I want to grab specific users ID from the /etc/passwd
file in bash.
A given user ID is made of exactly 6 characters, either 6 integers or 1 letter and 5 integers (the letter is always the first character of the user ID in the second case). See example below:
398329
y32839
392009
r39288
I am looking for a regex pattern to get a list with only the user IDs that match this format, from my /etc/passwd
file. This is what I did so far:
users="$(cut -d: -f1 /etc/passwd | grep -o '[0-9]*')"

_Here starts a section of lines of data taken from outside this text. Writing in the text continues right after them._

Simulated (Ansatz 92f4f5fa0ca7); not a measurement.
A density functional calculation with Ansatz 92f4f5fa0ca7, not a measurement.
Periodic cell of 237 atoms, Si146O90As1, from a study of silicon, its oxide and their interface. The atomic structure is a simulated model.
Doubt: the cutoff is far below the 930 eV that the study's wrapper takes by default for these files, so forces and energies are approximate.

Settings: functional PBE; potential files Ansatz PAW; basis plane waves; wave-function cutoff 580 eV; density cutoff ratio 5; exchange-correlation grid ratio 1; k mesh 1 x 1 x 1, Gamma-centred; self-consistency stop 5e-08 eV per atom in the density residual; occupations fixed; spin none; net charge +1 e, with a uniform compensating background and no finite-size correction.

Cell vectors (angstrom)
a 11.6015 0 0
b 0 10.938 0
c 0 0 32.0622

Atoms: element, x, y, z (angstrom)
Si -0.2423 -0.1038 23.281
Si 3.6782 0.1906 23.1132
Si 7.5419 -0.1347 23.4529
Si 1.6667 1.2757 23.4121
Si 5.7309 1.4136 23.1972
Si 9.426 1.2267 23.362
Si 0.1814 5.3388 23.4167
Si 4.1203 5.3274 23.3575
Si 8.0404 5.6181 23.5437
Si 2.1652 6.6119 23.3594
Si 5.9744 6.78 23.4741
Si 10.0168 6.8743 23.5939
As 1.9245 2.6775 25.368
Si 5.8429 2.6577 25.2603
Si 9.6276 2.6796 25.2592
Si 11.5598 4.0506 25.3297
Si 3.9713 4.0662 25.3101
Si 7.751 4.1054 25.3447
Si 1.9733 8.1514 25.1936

I could get the user IDs with numbers but since my regex is limited, any help would be appreciated. Thanks!
You can use grep
with correct regex like this:
cut -d: -f1 /etc/passwd | grep -E '^[a-zA-Z0-9][0-9]{5}$'
398329
y32839
392009
r39288
^[a-zA-Z0-9][0-9]{5}$
will match username of 6 digits or a letter followed by 5 digits.
As an improvement , you can replace cut + grep
with this single awk
command:
awk -F: '$1 ~ /^[a-zA-Z0-9][0-9]{5}$/{print $1}' /etc/passwd
grep with perl regex:
grep -oP '\w:\d{5}' /etc/passwd
example results:
4:65534
x:65534
I assume you're referring to the password encrypted field in etc/passwd, which is separated with colon; but if you really only concerned with UIDs that actually begin with a letter then simply remove the second colon in the regex, '\\w\\d{5}'
.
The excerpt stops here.